Datafest, a recent event at The Shard in London, marked the culmination of a 12-week effort by students participating in the 2023 Data Science for Social Good (DSSG) Summer Fellowship programme at the University of Warwick, supported by the London Mathematical Laboratory.
These activities are part of the larger Data Science for Social Good (DSSG) international programme, which originated at the University of Chicago in 2013. DSSG aims to equip data scientists with skills to tackle pressing societal issues.
At Datafest, students reported on four specific projects which were undertaken this summer. This blog post briefly examines some of the progress made in one project focussing on improving predictions of deforestation in the Brazilian Amazon.
Deforestation in the Brazilian Amazon is a global concern, with devastating impacts on climate change and biodiversity. The Amazon rainforest lost approximately 9% of its territory, equivalent to the size of France, between 2001 and 2020. Recognizing the gravity of this issue, the DSSG project partnered with UN-REDD, the United Nations Programme on Reducing Emissions from Deforestation in Developing Countries.
LML Fellow Mark Buchanan learned about some of the project activities from Jack Buckingham of the University of Warwick, a Technical Mentor in the project.
Mark Buchanan: “How did this project originate? And what were its aims?”

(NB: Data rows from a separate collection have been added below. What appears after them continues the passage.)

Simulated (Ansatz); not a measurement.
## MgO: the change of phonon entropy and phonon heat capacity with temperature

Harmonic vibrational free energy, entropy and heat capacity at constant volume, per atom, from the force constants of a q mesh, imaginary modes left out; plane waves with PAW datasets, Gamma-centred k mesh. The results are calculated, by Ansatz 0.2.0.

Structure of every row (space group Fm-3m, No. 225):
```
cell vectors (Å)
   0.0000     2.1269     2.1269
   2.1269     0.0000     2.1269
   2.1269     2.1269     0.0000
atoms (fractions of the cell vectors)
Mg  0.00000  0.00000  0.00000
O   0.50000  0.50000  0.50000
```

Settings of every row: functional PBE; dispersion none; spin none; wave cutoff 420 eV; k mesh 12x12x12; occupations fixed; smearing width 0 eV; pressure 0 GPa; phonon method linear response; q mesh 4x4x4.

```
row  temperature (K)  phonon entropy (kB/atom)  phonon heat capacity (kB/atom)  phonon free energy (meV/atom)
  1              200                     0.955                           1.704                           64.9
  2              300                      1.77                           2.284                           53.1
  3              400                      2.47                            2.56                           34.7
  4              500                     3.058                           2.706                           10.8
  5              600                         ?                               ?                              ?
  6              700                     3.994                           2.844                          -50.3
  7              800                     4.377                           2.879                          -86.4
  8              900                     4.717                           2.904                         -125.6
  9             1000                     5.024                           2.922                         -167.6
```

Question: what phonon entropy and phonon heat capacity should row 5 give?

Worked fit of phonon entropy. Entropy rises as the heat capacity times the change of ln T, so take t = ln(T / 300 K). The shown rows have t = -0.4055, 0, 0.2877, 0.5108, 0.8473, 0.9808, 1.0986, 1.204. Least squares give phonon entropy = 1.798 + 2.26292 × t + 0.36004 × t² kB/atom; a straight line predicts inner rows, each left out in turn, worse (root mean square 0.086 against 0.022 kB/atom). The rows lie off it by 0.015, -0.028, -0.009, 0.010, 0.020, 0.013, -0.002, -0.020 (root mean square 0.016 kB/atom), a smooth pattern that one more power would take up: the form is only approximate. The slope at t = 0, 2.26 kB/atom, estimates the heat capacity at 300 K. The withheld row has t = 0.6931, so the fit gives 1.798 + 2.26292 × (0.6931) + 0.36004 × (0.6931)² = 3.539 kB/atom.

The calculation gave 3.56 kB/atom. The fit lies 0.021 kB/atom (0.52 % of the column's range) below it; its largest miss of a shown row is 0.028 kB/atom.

Jack Buckingham: “Representatives of the UN-REDD programme came to us with the problem of predicting deforestation in Brazil and Indonesia. They wanted to get more accurate predictions than already exist and a better understanding of the key drivers behind deforestation.”
“The project’s goal was to develop a high-resolution visualisation tool powered by machine learning, enabling the forecast of deforestation and identification of factors driving it at a localised scale. Our first step was to narrow the scope to focus solely on the Brazilian Amazon, recognizing that the drivers of deforestation vary across countries. The objective was to generate valuable insights for policy makers, such as identifying critical areas for protection due to their heightened risk of deforestation.”
“In the end, we produced prediction maps for how much deforestation could be expected in each of the next three years, which were then visualised through the development of a Google Earth Engine App. The interface allowed user interaction to explore factors and understand impacts, such as carbon loss at a 6km scale.”
Mark Buchanan: “What were the main challenges in taking the data and going further than what has been done in the past?”
Jack Buckingham: “The biggest challenge was to understand how fine-grained the predictions could be. The data comes in at 30m resolution, and we tried to make predictions at this level of granularity. Then we zoomed out to see at what scale it really made sense. As expected, predicting for larger areas is a much easier problem but still a significant challenge in that we had really big data sets and only 16 Terabytes of storage space. It took a lot of computing power to do even simple things.”
“The data is from satellite images, but we didn’t use the satellite images directly. Other people have pulled out certain features, such as the current forest coverage, or maps of land use and land cover. We could tell when land was currently used for cattle farming, for example, or mining. These are useful features for making predictions.”
“I think we’ve come up with a well-rounded product in the end. I don’t think it will be possible to get a complete causal model of how different specific factors lead to specific outcomes but we have made further insights into the key drivers contributing to deforestation.”
This project exemplifies the potential of data science to address some of the world’s most complex challenges.